Yet I will look upon thy face again,
My own romantic Bronx, and it will be
A face more pleasant than the face of  men.
Thy waves are old companions, I shall see
A well-remembered form in each old  tree.

Drake is buried at the center of a park that bears his name in Hunts Point, a semi-industrial peninsula near Rikers Island, his fenced-in grave guarding the last few bucolic square feet in an area now full of warehouses.

Drake’s ability to conjure up deep associations from the landscape guides Ian Frazier through Paradise Bronx, a sprawling combination of cultural history and travelogue written from the perspective of “the ongoing past that is also the present.” The sagas Frazier recounts, from the construction of the Cross Bronx Expressway to the origins of hip-hop, are not new but told in a novel way. His method is to pound the trash-strewn pavement in search of a key to understand the many accreted eras that have defined the Bronx. Thrilled by juxtapositions such as the hair salon and Bx27 bus stop at the site of a former Siwanoy Indian shell midden in what is now Clason Point, he hits on the book’s credo: “What has existed in a place, and what has happened there, are hard to cover up. The past bleeds through layers of accumulation like graffiti through whitewash. The truth of a place often is not hidden but can be seen in plain sight.” We only know about the midden, for example, because an anthropologist noticed oyster shells in the trenches dug to build a trolley line that is itself no longer.

Frazier’s epic begins with the natural history of the area, moving quickly through the folkways of coastal Munsee-speaking Siwanoy villages to the period of European settlement. The borough takes its name from the estate of a Scandinavian settler named Jonas Bronck; Bronck’s Land was later shortened, like Hollywoodland, to the famous version we now know. The odd-looking bird on the Bronx flag is said by some to be an auk, from the Bronck family crest, honoring Jonas’s time living in the Faroe Islands before departing for the New World on The Fire of Troy.

Frazier, a veteran of the New Yorker who lives in New Jersey, is an innocent abroad in the Bronx and seems to relish the occasional slapstick encounter or avuncular pronouncement. 
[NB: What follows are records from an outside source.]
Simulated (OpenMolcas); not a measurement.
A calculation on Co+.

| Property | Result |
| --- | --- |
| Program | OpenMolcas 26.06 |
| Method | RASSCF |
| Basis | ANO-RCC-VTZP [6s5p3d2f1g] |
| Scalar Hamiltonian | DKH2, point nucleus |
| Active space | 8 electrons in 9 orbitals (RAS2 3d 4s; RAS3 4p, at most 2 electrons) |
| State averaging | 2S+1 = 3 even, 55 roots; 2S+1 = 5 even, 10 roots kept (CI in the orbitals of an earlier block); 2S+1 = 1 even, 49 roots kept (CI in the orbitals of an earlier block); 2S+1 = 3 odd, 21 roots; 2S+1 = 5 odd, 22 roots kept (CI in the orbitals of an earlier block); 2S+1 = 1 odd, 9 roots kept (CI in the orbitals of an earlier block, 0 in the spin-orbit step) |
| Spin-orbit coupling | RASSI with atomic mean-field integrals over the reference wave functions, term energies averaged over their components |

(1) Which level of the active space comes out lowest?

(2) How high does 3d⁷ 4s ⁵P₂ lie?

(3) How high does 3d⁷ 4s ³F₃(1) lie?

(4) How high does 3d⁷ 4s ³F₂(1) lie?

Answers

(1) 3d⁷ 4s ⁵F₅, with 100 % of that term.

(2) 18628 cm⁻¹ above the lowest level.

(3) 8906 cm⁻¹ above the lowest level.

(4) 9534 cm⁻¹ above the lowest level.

The seer stone through which Frazier views the complicated native history is Split Rock, a granite boulder in Pelham Bay. In 1643, Kieft’s War pitted Algonquian Indians against Dutch settlers in New Netherland, and also claimed the lives of New England preacher Anne Hutchinson and much of her family. One of Hutchinson’s young daughters, legend has it, survived a raid by hiding in Split Rock’s aperture. Three hundred years later, Robert Moses’s zealous highway construction plans called for the rock to be exploded with dynamite, but it was saved by Theodore Kazimiroff, a dentist and county historian. (In keeping with the theme of partial disappearance, Kazimiroff was posthumously honored with a street sign that was itself later removed.) Frazier leads us down the difficult-to-access path to Split Rock, which now sits unlabeled on a median strip by the Hutchinson River Parkway. “Old-time accounts said that if you sighted through the split, you could see the location of Anne Hutchinson’s farm on the west side of the river,” Frazier writes. Now, looking through, he spies only a cement wall and chain-link fence.

At another almost forgotten Bronx landmark, Indians and colonists fought side by side. The eighteen natives massacred in 1778 at what continues to be called Indian Field, near 233rd Street, were Christians, most of them from Western Massachusetts, who were defending the young United States when the British surrounded them in a surprise attack. One of Frazier’s heroes from this period is the eccentric Gouverneur Morris, whose family purchased what had been the Bronck estate. Though not a household name today (unless you live in Morrisania or Morris Heights or on Morris Avenue), Morris played an important role in determining America’s future. He authored the immortal preamble to the Constitution, served as ambassador to France during its revolution, dreamed up the Erie Canal, and later proposed that New York, Pennsylvania, and New England secede from the Union. He also shaped New York City, serving on the committee that implemented the street grid.

view of the Morrisania Air Rights public housing complex

Morrisania Air Rights Ben Nadler

It takes Frazier nearly two hundred pages to emerge from the eighteenth century. The decades after the War of 1812 (which Morris opposed) saw the creation of trolley lines, rowhouses, and Drakeian cemeteries and parks. By the time the Bronx was incorporated into New York City, in 1898, mass immigration from Europe, particularly of Jews and Italians, was changing the character of New York as a whole—and the Bronx in particular. Frazier provides the remarkable statistic that half of the borough was Jewish circa 1930. After the Great Depression, internal American migration of Black families, especially from the Carolinas, and Puerto Ricans set the Bronx on the path to becoming the borough with the largest proportion of nonwhite residents.

“The history of the Bronx in the twentieth century can be sketched in a sentence: The subways created the modern Bronx and the highways almost destroyed it,” Frazier summarizes. By the end of the 1910s, the city had extended two subway lines deep into the northern Bronx, opening those areas to denser development. In 1925, the New York legislature seeded the idea of a cross-Bronx expressway, although it would take Moses’s Solomonic vision for it to materialize. Constructed over a period of twenty-five years, the elevated highway displaced tens of thousands of residents and split the borough into north and south, as opposed to the previous division between the higher-elevation west and low-lying east. Frazier tells a by-now familiar story of the brutal effects of deindustrialization, depopulation, and governmental neglect. From 1958 to 1974, the number of factories in the Bronx was approximately halved. The fires began in 1966 and peaked in ’74. For this period, Frazier makes excellent use of the hundreds of oral histories conducted by Fordham University’s Bronx African American History Project, giving a human texture to the bleak metanarrative of institutional collapse. Of course, out of this world of immiseration emerged hip-hop, a story Frazier retells with gusto.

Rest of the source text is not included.